Lenders withdrawing from the mortgage market has caused concern among a number of MPs.
In a letter addresses to the Financial Conduct Authority (FCA), Treasury and the Bank of England, Kevin Hollinrake, co-chair of the All-Party Parliamentary Group (APPG) on Fair Business Banking and Seema Malholtra, chair of the APPG for Mortgage Prisoners voiced their concerns.
The MPs said that the information on lender’s websites should make it clear that the three-month holiday repayment applies to all borrowers, including those in arrears.
It also mentioned that unregulated lenders were being slow to act, and in some instances, refusing to cooperate.
In addition, within the letter, it outlined some unregulated lenders were still threatening legal and repossession action.
Furthermore, the MPs believe the FCA’s prediction that 14,000 mortgage prisoners will benefit from affordability assessment changes will now shrink.
As a result, the MPs have requested an expansion of the FCA’s regulatory powers, including for the authority to be able to direct terms of commercial lending to insure funding is sped up.
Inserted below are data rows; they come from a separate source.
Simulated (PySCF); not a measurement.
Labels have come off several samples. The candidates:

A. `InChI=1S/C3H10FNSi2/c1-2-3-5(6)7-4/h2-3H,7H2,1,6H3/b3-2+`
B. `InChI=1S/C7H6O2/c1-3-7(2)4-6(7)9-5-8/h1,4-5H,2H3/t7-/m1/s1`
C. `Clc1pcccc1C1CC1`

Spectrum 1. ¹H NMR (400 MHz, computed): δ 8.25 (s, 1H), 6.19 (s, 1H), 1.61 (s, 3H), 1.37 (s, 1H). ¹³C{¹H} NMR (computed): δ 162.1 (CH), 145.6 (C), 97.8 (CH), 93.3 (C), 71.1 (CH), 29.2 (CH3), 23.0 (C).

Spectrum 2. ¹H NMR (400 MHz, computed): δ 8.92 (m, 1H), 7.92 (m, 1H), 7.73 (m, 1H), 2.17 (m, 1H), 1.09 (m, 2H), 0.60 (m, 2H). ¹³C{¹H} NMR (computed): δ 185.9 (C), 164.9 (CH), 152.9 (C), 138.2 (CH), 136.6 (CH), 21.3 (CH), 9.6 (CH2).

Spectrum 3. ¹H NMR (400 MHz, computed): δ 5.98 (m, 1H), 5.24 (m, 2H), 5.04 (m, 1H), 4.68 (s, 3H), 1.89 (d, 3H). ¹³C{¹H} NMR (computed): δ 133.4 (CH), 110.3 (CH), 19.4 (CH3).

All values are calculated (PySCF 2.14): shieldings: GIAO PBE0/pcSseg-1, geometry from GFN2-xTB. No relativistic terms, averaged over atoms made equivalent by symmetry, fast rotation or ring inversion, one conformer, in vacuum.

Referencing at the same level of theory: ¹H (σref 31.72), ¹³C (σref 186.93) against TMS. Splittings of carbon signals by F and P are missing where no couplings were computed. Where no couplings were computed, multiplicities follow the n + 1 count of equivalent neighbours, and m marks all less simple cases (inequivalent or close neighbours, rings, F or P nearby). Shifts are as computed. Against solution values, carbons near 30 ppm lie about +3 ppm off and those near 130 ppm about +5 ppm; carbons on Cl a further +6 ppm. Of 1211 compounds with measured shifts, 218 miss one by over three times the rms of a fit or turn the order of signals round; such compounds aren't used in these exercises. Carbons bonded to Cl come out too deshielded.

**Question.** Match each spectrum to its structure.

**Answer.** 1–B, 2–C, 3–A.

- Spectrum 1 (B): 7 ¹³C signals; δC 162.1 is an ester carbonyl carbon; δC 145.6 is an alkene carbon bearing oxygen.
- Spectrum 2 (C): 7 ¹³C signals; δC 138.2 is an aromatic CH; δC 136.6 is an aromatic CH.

The MP would also see the FCA to be able to direct payment holidays on commercial loans on the same terms as residential and buy-to-let; and that the FCA would have a more direct oversight of currently unregulated funds, both commercial and residential.
The letter stressed that if action was not taken within the next three to 18 months, a repeat of many of the problems seen in 2008 will occur.